From my perspective, as a supervisor with De Nederlandsche Bank, I can only underscore the urgency to act that speaks from this report.
My aim is to safeguard trust in the financial system. And cybercrime, be it a data leak or ransomware or any other form, poses a significant threat to that trust. What happened to the Central Bank of Bangladesh in 2016 was a loud and clear reminder.
But it is, of course, no wonder that cyber threats are on the rise.
Over the years, financial institutions have been morphing more and more into IT companies with a banking licence. More and more of what financial institutions do, happens digitally. As a consequence, the IT infrastructure has become more and more essential to the functioning of the financial institution as a whole. In the past, it was the vault with cash and coins that needed protection – today, it’s the digital infrastructure.
Three other evolutions further complicate effective protection of data and operational continuity.
First, there is the increasing interconnectedness between financial institutions. They rely on each other for many services, including handling transactions, balances, clearing and settlement. A disruption at one financial institution could have consequences for another.
Second, the increasing digital dependency on specialised third parties – for instance for cloud solutions, payment systems, or security operation centres. Often, this makes sense – if only for the economies of scale that come with outsourcing. But by now, we have reached a point where a significant number of financial institutions are highly dependent on third party services for some of their vital processes. And this creates a potential security threat. If an external party were to fall victim to cybercrime, this could permeate through the entire financial system with severe results.
The third evolution is that only a few specialised and increasingly dominant providers handle the majority of outsourced services and processes. And some of them are definitely very well equipped to counter cyberattacks. Nevertheless, with this evolution comes a concentration risk. If one of those service providers were to encounter operational difficulties or get hacked, a lot of its financial clients might experience difficulties.
Across the board, it is safe to say that as the digitalisation of financial services increases, and the subsequent interconnectedness, dependency and concentration along with it, the more difficult it becomes for a financial institution to estimate if, how and when it runs the risk of a cyberattack.
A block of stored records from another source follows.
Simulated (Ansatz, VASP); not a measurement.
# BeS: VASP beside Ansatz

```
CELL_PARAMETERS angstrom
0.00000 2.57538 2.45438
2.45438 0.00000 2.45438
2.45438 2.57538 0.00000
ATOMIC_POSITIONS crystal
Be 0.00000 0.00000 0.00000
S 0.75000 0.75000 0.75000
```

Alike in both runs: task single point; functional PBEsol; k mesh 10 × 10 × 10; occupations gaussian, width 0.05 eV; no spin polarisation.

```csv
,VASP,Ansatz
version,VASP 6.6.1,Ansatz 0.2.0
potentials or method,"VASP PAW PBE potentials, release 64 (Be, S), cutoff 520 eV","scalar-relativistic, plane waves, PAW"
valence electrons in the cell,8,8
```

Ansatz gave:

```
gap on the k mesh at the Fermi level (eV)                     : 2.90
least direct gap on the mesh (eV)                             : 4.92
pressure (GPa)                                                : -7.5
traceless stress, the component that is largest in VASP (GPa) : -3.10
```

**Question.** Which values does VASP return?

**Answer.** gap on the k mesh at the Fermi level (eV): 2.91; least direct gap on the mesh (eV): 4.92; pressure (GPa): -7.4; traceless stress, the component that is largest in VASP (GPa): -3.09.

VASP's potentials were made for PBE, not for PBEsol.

Let me now turn to the Netherlands.
In its studies from 2021 and 2022, De Nederlandsche Bank found that, on average, five percent of financial institutions in the Netherlands had to deal with the repercussions of a successful cyberattack at some point. “Successful” in this case does not necessarily mean that corporate operations were in danger or that data was stolen, but it does mean that there was a security breach.
But overall, it remains hard to pinpoint exactly how many cyberattacks occur in the Netherlands, and what the success rate is.
So that begs the question: how well-prepared for cyberattacks is the Dutch financial sector?
The TIBER-NL program, developed and coordinated by De Nederlandsche Bank, gives us an idea.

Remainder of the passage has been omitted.